Several of my favorite things about my mom:

1. She encourages me to eat monster cookies for breakfast, because they have oatmeal in them.

B. She appreciates my hair after it hasn’t been washed for several days.

iii. She tells me not to sell myself short. (Sometimes I forget I stand just as much of a chance as anyone else.)

Fifteen dollar Malbec, you lean over the patio to release two minutes of toothpaste from a morning. Thunder cat like an evergreen, quiet in the missionary trees and sleeping until tomorrow. I pour a bowl of cereal, she pours a pint, you pour your body into a lazy bed. Crescent door creaks spark a path in the leaves—forget clean. Survival, it’s a corn tortilla with beans, a wading downstream, and all the best case scenarios I’m forgetting.

Words that Stuck

A LONG WHILE BACK, I collected Beanie Babies. I had one in particular that was my favorite, a pink octopus called Inky (whom I still own and cherish). As Beanie Babies grew in popularity, I recall flipping through a guidebook to determine Inky’s value.

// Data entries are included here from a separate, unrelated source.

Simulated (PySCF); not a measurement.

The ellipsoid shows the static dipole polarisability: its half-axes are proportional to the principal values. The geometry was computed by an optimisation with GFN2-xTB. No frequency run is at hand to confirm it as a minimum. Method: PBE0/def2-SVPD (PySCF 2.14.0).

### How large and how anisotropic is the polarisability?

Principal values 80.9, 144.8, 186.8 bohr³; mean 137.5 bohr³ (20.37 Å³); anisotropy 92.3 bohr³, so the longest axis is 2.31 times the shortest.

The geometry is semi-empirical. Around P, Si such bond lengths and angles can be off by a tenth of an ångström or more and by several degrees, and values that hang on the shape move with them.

It turns out Inky was one of the first Beanie Babies made, and that he was worth a good penny (which in the Beanie Baby collector’s world was anywhere from $100-$200 for a little plush animal). My Inky, however, was worth nothing to a collector—I’d ripped his tag off from the onset of our relationship. Tags were important.
I will never forget this, because when my older sister found out, she said something to me that I have never, ever, ever forgotten.
“Everything has a purpose.” I was crushed; I’d never thought of anything like that before.
I walked away and pondered it for a long time. This was more than 10 years ago and I will never forget that feeling. It went beyond the realms of the value of Beanie Babies (if, in fact, they ever had a monetary value) but to other things, too. Why had I chosen to get rid of a part of the toy, the tag? Because I didn’t need it. I didn’t need it to bestow affection upon my beloved Inky.
Strangely enough, I find correlation between this story and other things in life. Discovering that everything has a purpose—and there is purpose for everything. I believe I’ve met certain acquaintances for the sole purpose of them leading me to my best friends. I’ve taken particular opportunities, ones that don’t necessarily mean anything, to later realize they’ve lead me to Europe, Colorado, Washington, D.C. Purpose for every car I’ve crashed, or every minute I’ve been late. Purpose for what I have and have not done—a great plan, leading to something grand.
Ripping Inky’s tag off was only the beginning.

Send. End.

I PROMISED MYSELF I’D STOP THINKING about it, so instead I gave memory to thing I’d never much noticed: Intersecting lines, crumpled paper, smooth chords. An aroma that wandered over from the next table, two curls in my face, a saturated photograph. Persnickety, New York, or wherever that station was where we got on the train to the city. Rye bread. Poughkeepsie, that’s it. Sitting in an ’88 Chevy Suburban on a hot day…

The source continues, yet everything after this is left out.